In the 1890s, while Crouch End was booming, much of this area, especially north of Priory Road, was yet to be developed. A mansion called The Priory was the largest of the properties, and the area around it was called Priory Park. However, by the start of World War One, the Priory had gone, and all the roads had been laid out with terraced housing, more or less as they look today. Only the small plot around the Rectory, the army land, and the area that was to be renamed Priory Park escaped residential housing.

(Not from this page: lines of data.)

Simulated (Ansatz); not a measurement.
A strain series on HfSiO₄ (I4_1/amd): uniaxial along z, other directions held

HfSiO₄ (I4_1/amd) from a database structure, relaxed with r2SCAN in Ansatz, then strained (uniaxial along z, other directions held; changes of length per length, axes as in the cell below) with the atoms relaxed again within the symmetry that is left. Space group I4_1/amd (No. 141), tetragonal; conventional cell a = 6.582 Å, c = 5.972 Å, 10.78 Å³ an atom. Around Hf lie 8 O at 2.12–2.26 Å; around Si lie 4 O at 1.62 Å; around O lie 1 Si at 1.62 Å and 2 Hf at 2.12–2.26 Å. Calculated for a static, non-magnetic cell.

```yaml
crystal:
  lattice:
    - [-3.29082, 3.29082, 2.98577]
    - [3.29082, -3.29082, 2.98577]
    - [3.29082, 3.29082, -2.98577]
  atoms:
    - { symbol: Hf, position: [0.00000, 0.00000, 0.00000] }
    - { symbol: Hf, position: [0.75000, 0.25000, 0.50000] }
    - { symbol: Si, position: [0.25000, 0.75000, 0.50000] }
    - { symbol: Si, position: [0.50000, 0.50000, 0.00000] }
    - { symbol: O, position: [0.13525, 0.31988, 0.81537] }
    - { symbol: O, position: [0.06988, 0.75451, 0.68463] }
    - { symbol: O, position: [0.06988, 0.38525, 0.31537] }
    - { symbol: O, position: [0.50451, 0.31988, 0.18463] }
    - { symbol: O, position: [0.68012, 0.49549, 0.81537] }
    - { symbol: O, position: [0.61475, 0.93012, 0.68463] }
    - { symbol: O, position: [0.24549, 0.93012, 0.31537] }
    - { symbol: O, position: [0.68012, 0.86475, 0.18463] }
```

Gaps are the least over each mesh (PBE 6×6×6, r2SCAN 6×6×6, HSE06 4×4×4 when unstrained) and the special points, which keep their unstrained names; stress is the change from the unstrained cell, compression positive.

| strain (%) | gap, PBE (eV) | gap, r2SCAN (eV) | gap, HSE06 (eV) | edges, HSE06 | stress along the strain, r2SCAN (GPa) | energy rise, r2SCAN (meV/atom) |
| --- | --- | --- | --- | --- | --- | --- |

Because of the layout of the roads, I need to turn north again a little before the 300 easting, along Nightingale Lane, which, together with Priory Road and Middle Lane, predates the urbanisation. There are late Victorian terraced houses along here, with attractive details, such as pretty ornamental tiles lining the porches. Half way along is a pub called, unsurprisingly, The Nightingale, dating from the turn of the century. The building still advertises its brewer as 'Watney Combe Reid'.

Further north, where the terraced houses on my left, and down the side streets (North View and South View) are less decorated but, nevertheless, still handsome, I pass a series of school buildings on my right: Campsbourne Infant and Junior Schools. The infant school is quite striking. It's made up of a series of low buildings, one facing the road, with rounded gables, and, behind it, there are four, parallel to the road, all with pitched rooves and the same rounded gables. Next door, the three-storey junior school building has a similar style.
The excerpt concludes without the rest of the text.